The Fetishism of Commodities
As important as the concept of value in Chapter I is the concept of the fetishism of commodities. To stamp an object of utility as a value, says Marx, is as much a social product as is language. Whence, indeed, arises the enigmatical character of products of labor so soon as they assume the form of commodities? “Clearly,” answers Marx, “from this form itself.” It is this form which makes “a definite social relation between men” assume “the fantastic form of a relation between things.” (p. 165) This is the fetishism of commodities. (Italics mine F.F)
“Value does not stalk about with a label describing what it is. It is value, rather, that converts every product into a social hieroglyphic.” (p. 167)
“The categories of bourgeois economy... are forms of thought expressing with social validity the conditions and relations of a definite historically determined mode of production, viz., the production of commodities. The whole mystery of commodities, all the magic and necromancy that surrounds the product of labor as long as they take the form of commodities, vanish, therefore, so soon as we come to other forms of production.” (p. 169)
In other societies, where the product of labor did not assume the form of a commodity, social relations were clear; “Compulsory labor is just as properly measured by time, as commodity-producing labour; but every serf knows that what he expends in the service of his lord, is a definite quantity of his own personal labour-power The tithe to be rendered to the priest is more matter of fact than his blessing. No matter, then, what we may think of the parts played by the different classes of people themselves in this society, the social relations between individuals in the performance of their labor, appear at all events as their own mutual personal relations, and are not disguised under the shape of social relations between the products of labor.” (p. 170)
Finally, Marx shows that only production by freely associated men will hold no mysteries. “The life-process of society, which is based on the process of material production does not strip off its mystical veil until it is treated as production by freely associated men and is consciously regulated by them in accordance with a settled plan.” (p. 173)
Questions
1. What is the two-fold nature of commodities?
2. How is the socially-necessary labor time defined?

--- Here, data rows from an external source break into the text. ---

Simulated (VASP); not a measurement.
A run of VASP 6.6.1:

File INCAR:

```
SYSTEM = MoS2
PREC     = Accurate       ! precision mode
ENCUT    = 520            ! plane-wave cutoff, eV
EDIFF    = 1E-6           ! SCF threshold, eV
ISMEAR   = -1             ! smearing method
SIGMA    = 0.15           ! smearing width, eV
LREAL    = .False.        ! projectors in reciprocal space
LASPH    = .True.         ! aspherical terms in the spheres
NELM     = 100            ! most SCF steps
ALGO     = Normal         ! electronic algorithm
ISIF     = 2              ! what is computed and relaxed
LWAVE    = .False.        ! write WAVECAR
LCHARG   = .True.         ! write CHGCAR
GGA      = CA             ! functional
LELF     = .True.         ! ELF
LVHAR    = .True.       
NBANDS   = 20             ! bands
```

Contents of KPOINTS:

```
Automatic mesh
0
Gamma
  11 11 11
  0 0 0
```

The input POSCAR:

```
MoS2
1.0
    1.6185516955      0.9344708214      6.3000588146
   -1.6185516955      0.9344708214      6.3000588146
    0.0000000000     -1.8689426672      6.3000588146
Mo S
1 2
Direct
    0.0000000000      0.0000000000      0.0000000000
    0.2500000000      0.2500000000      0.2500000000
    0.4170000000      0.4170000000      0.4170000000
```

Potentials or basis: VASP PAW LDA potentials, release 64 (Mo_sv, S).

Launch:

3. Explain; “As values, all commodities are only definite masses of congealed labor-time.”
4. What is the two-fold character of labor? Why does Marx call this the pivot of political economy?
5. What is abstract labor? What is concrete labor? Why is there an antagonistic movement between the two?
6. How may an increase in the quantity of use-values nevertheless correspond to a fall in the magnitude of value?
7. What is exchange-value? How does it differ from use-value? From value?
8. State the four manifestations of exchange-value.
9. What is the meaning of the expression “Value of commodities has no form apart from their bodily form"? How is this statement related to the relative form of value?
10. State the three peculiarities of the equivalent form of value.
11. How does use-value become “the form of manifestations, the phenomenal form of manifestation of its opposite, value."?
12. How is it that the elementary value form is also “the primitive form under which a product of labour appears historically as a commodity"?
13. What is the defect in the total or expanded form of value?
14. Explain: “Gold is now money with reference to all other commodities only because it was previously, with reference to them a simple commodity.” What determines the value of gold?
15. Does the mystical character of commodities arise from their use-value? Whence does it?
16. Explain: “There it is a definite social relation between men, that assumes, in their eyes the fantastic form of a relation between things.” Is this what Marx calls the “fetishism of commodities"?
17. How does the law of value assert itself? Why?
18. How do the categories of bourgeois economy express the conditions and relations of production?
Examples of Dialectical Materialism:
1. Hegel on reflex categories; king-subject relationship. (p. 149 ftn. 22)
2. Aristotle’s thinking limited by the Greek society based on slave labor, (p. 151-2)
3. Relationship of elementary form of value to a definite historical period, (p. 153-4)
4. Social relations of men hidden under the fantastic form of relations between things, (p. 164-6)
5. Assertion of law of value in societies unconscious of its operation, (p. 167-8)
6. Relationship of economic categories to mode of production. (p. 169)
7. How compulsory labor appeared under other economic orders. (P. 170)
8. Immature development of men as individuals and the relationship of this to ancient forms of production, (p. 172-3)
9. Relationship of “freely associated men” to planning; failure of political economy to grasp reason why “labour is represented by the value of its product and the labour time by the magnitude of that value.” (p. 173-5)
10. Relations of production and superstructure of society. PP. 173-6 (footnotes 33-35)
11. Relationship of Proudhon’s “ideal of justice” to the production of commodities.